A couple days ago I tried Hyprland just to see what it was like. I've been on XFCE for over a decade and expected to play with Hyprland for a couple hours, go "Huh, that's cool", and uninstall it, but I think the switch may be permanent. It's fantastic
You running anything from nix-hardware on your system? I know my laptop has a flake there that installs a few applications & fixes small things like hardware buttons for the ga401: github.com/NixOS/nixos-hardware/…/default.nix
I’m running unstable on both machines, with nix-hardware for my laptop only.
Looking so forward to seeing K-9 Mail incorporate even more modern features (snooze!) and take on the new branding. It has already come a long way these past couple of years, and made my degoogling journey much easier. Would love to see an Android-based calendaring equivalent too. Shout out to cketti for all his hard work!
Sway has become a joy to use over time as I’ve fucked with my config but now I feel like it’s more boring too I barely ever feel the need or want to massively change anything 🥲
you can always use a login manager to manage different WM sessions. When i get bored of sway i switch to hyprland, i use different bars for each one too. Its bloat but its fun.
Same, I got “bored” so I tried hyprland for a bit on another machine, but when I realised I’d rather have the animations turned off, and was trying to make the config the same as my Sway one, I realised all I needed was Sway. Swaylove4eva
So far it’s been great, but I need a way to migrate over my keybindings from xmodmap. I tried searching but everywhere I go gives a different answer. Can anyone help guide me in a direction? I’m primarily looking to remap caps to escape/control on hold. Would be great to remap some unused keys on my laptops keyboard to media keys as well. Thanks!!

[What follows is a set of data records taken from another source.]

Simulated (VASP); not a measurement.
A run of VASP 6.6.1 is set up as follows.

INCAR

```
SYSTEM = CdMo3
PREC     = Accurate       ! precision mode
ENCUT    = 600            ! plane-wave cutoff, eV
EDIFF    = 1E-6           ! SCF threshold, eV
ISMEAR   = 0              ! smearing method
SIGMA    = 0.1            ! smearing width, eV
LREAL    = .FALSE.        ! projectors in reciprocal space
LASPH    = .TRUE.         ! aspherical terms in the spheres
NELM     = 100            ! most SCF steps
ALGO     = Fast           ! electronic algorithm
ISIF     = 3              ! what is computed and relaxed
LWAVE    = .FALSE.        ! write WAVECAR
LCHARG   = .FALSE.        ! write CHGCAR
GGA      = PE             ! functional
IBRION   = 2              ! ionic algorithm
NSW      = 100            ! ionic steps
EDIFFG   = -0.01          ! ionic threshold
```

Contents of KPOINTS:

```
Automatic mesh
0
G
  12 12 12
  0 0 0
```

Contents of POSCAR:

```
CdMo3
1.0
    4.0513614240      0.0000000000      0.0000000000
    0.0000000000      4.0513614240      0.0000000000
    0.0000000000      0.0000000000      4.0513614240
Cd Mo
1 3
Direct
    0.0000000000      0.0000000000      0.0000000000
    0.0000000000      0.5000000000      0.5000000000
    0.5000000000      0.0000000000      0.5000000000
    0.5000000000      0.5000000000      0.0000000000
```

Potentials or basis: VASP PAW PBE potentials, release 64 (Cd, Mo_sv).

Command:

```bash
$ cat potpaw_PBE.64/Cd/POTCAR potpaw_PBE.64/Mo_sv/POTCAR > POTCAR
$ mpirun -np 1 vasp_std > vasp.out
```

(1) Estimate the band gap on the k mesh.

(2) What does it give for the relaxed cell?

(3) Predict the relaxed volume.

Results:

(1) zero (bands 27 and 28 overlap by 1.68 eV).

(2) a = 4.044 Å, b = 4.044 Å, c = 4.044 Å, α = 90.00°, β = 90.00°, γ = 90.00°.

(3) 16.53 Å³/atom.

In my (not very thorough) read, I saw something about the bindings being per application. Maybe I should stop reading documentation before falling asleep
I think I accomplished a similar effect on my first linux distro a long time ago with a program called "compiz" (iirc). "I'm so frickin 1337," I whispered under my breath. Nobody cared except me, though, lol.
Yep, same! Some of my friends have told me it’s a bit “silly” for me to have it enabled - but there’s plenty of bad things that occur on a daily basis in my life, I do not think there’s a single problem with having some wobbly windows as a small vice to enjoy haha.
But seriously, yesterday I cloned my main partition to a new laptop into an LVM volume on LUKS. Because I did not have any way of putting the new NVMe and old SATA SSD into one machine, I just used netcat over an ad hoc network.
Last time I tried to mess with Windows partition I tried to expand it to merge free space in my C:\ drive, but I couldn’t do that because Windows put the recovery partition in the middle, with no permission to remove it. Had to jump through a million hoops to get Windows to remove it.
I mean sure, Windows is easier in many ways. Not partition management. Anything but that. What a pain.
Ran into that a few years ago. I think I ended up fixing it by booting linux off a flash drive and moving the partitions around in that. It wasn’t to difficult after I just gave up trying to do it in Windows. Such a stupid problem.
I think I see a theme here. Doing fun normie stuff on iOS/ipadOS is easy. Doing technical stuff is usually completely impossible.
Doing technical stuff on Linux is easy as long as you know what you’re doing. Doing popular normie things on Linux is a bit hit-or-miss. Some things work perfectly, but other things are a royal pita.
Windows seems to be in between the two extremes in more than one regard. Microsoft seems to be working to find some sort of compromise in these things.
The rate was around 100MB/s. So I think the bottleneck was probably the read/write speeds of the SSDs, considering I have ~900Mbit/s down from speedtest.net, and this setup removed every hop except the old and new Laptops Gigabit Lan Port and the Gigabit patch cable between them. But with larger files/partitions over the internet this would probably help
I’d guess many distros would’ve had errors with preinstalled and configured helpers. Debugging them would be a pain
Gentoo, LFS, Arch etc. are installed manually, so one typically knows their system very well, including packages and configs they might have to hard configure interfaces etc. in
I just noticed I did not fully expand the fs on the target machine after shrinking it on the source machine to be sure it fits. No problem, growing ext4 file systems with resize2fs (indirect dependency of linux and base) works on mounted fs’ too, the Kernel just needs to be newer than 2.6 (so since 2003).
Took less than 1 second and works flawlessly, live. Conkys fs_free just jumped from 20 to 76. Still time to clear my caches.
Thermald is the way. I have a fanless pc that used to hit critical temperatures and restart quite often, but after using thermald and simple rules, it works fine now.
Honestly the best thing you can do is to remove and reapply thermal paste to the CPU / GPU. Go for something with a high thermal conductivity. There are plenty of videos online on reapplying thermal paste and that will definitely cool off your laptop when done correctly as it increases heat transfer to your heat sinks and fans.
Depending on your skill level, it might be worth opening it and checking the internals. Cooling system works, airflow not obstructed, etc. Probably also worth checking the thermal compound of the processor. But that’s not something a beginner would be happy to try. Maybe take it to a repair cafe, if there’s one near you?
In case you haven’t seen it already - 3mdeb shared some info on the state of things during last FOSDEM. If I’m not mistaken they also did an update the year before too.
I know of exactly 1 AMD corebooot laptop. Starlabs Starfighter.
For coreboot you’re basically on Intel. As others mentioned, look up dasharo. They have added support for two modern MSI motherboards and Intel cpu models.